United Technologies Making All the Right Moves

Tim is a member of The Motley Fool Blog Network -- entries represent the personal opinions of our bloggers and are not formally edited.

After yesterday’s earnings announcement that United Technologies (NYSE: UTX) grew net income about 10% over Q4 2010, it wouldn’t have been surprising for investors to reward the conglomerate with a nice gain. Alas, it was not to be. After an ever-so-slight pop UTX has settled back to the same spot as before the announcement – the best value in what many consider to be a great sector for the balance of the year.

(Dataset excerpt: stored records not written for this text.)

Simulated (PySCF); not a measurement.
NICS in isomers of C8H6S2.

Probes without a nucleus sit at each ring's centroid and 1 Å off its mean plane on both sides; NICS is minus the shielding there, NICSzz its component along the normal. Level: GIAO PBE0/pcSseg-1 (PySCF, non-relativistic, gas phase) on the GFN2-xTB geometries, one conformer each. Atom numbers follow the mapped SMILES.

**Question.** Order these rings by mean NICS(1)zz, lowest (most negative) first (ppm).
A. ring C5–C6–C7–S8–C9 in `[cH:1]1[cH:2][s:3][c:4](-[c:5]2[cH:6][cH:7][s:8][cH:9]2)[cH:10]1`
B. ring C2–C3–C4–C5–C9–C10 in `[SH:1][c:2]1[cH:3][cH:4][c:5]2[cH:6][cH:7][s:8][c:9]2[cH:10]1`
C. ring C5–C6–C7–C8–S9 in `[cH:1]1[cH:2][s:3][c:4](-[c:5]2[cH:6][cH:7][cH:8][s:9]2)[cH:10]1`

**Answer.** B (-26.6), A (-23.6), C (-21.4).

In the interest of fair play it should be noted that revenue was essentially flat, missing expectations of $15.07 billion by a whisker. Though the $14.97 billion was an improvement over last year, $10 million is $10 million. A more likely reason for UTX’s recent price movement was the announcement by senior management of the company’s intention to raise about $4 billion of the $16.5 billion purchase price for Goodrich by selling non-core assets. No mention of which assets are being considered but it does leave a couple of questions unanswered, and unanswered questions translates to cautious investors.

The idea is sound -- to minimize the amount of stock and debt financing the company has to use. Too much and they risk the possibility of downgrades from credit rating agencies, which can be an extremely expensive proposition at any time let alone when the company needs to secure financing prior to the mid-year acquisition. There is also the risk of diluting shareholder value by using too much for the purchase. The Goodyear purchase is in addition to the smaller but not insignificant $1.5 billion purchase of Rolls-Royce’s share of the International Aero Engines (IAE) venture. Both appear to be sound investments and should positively impact results in the long term.

As for the asset sale there is no shortage of options for the $70 billion company. Among the company's core holdings are elevator operator Otis, HVAC manufacturer Carrier, Sikorsky helicopters, Pratt and Whitney, among other aerospace equipment and service lines.

Three successive years of revenue and profit growth bode well for UTX. And as alluded to earlier, the industry stalwart remains the cheapest of the bunch. Currently trading at just 14.11 times earnings, UTX compares favorably with Honeywell’s (NYSE: HON) 18.24 P/E and smaller HEICO’s (NYSE: HEI) 32.

A large conglomerate in the industrial manufacturing space isn’t generally your 'buy in, ride it high and get out' type of investment. UTX is a sound investment for mid to long-term investors in need of a stock that won't fluctuate wildly, at least no more so than the market itself. The company is trading on the lower end of its 52-week trading range, another indicator the upside potential likely outweighs downside risk in the long run.

United Tech has made some strategic acquisitions, they continually crank out strong cash flow, have $6 billion of cash in the bank and a well diversified portfolio of business lines. The company is also gathering more and more buy ratings daily it seems, and like it or not market sentiment has an impact on stock price. In the case of UTX, investors are going to like it.

The investment opinions included are just that, opinions. Tim is not a licensed investment professional, nor has he been for several years. Investing involves risk, as you well know, so consider your decisions wisely.